This past January, I took another trip to Los Angeles and got to do one of my favorite things in the world – tour Warner Bros. Studios. While riding through the backlot, one of of exterior homes caught my attention, though the color seemed off. “Is that the Seaver house from “Growing Pains?” I asked the tour guide. “Yeah, good eye,” he said. I then asked if we could stop to get pictures outside of it, and he said that I was the first person to make that request. Standing outside the Seaver house the way they did in the opening credits brought out a giddiness in me that I probably haven’t exuded since toddlerhood. Again, naturally, I had to let Alan know about this experience.

Most recently, I had the awesome opportunity of hanging out with him, Tracey Gold, and Jeremy Miller at a throwback convention in Chicago called ‘Rewind’ (it should be acknowledged that the whole reason I knew about the event is because I saw Alan tweet about it this past summer.) While working as a social media coordinator for the event, I attempted to capture as many moments as possible. One of those iconic moments was the fact that three of the Seavers were reunited. Getting this shot of the three of them was one of my favorite parts of the weekend (and one of the highlights of my life as “GP” is one of my all-time favorite shows.) And, sitting in on the Seaver Q&A panel was an amazing thing to watch unfold.
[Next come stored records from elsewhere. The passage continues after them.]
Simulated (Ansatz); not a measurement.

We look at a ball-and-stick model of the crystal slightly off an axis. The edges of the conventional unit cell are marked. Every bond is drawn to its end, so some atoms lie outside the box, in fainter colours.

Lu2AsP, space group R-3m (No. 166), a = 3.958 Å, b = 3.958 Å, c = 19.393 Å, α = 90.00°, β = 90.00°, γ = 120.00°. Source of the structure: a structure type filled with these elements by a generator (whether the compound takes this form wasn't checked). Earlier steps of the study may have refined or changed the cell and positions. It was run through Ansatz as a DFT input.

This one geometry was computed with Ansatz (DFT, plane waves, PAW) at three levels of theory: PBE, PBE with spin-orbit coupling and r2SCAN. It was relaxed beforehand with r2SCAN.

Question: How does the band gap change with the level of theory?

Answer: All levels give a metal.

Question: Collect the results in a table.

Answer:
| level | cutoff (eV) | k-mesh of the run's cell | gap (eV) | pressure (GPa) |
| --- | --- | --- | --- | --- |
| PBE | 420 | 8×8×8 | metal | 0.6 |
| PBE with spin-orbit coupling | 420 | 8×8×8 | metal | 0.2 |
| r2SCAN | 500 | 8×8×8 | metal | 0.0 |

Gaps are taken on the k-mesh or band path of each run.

The day after taking this photo, I stopped into the hotel restaurant to grab a quick bagel with some friends before going into the convention for the day. Alan was sitting at the table behind us, and as I got up to leave, we exchanged a quick smile. I am so saddened to hear of his passing, and will continue to appreciate his work in the years to come. If you haven’t already, do yourself a favor by reading his Huffington Post column or by watching his Boomerologist videos, his dry sense of humor was something that pulled me out of the worst of moods, and his list of entertainment (and charitable) accolades is something to be admired. Alan Thicke was one of my favorite entertainers on this planet, and he will most definitely be missed.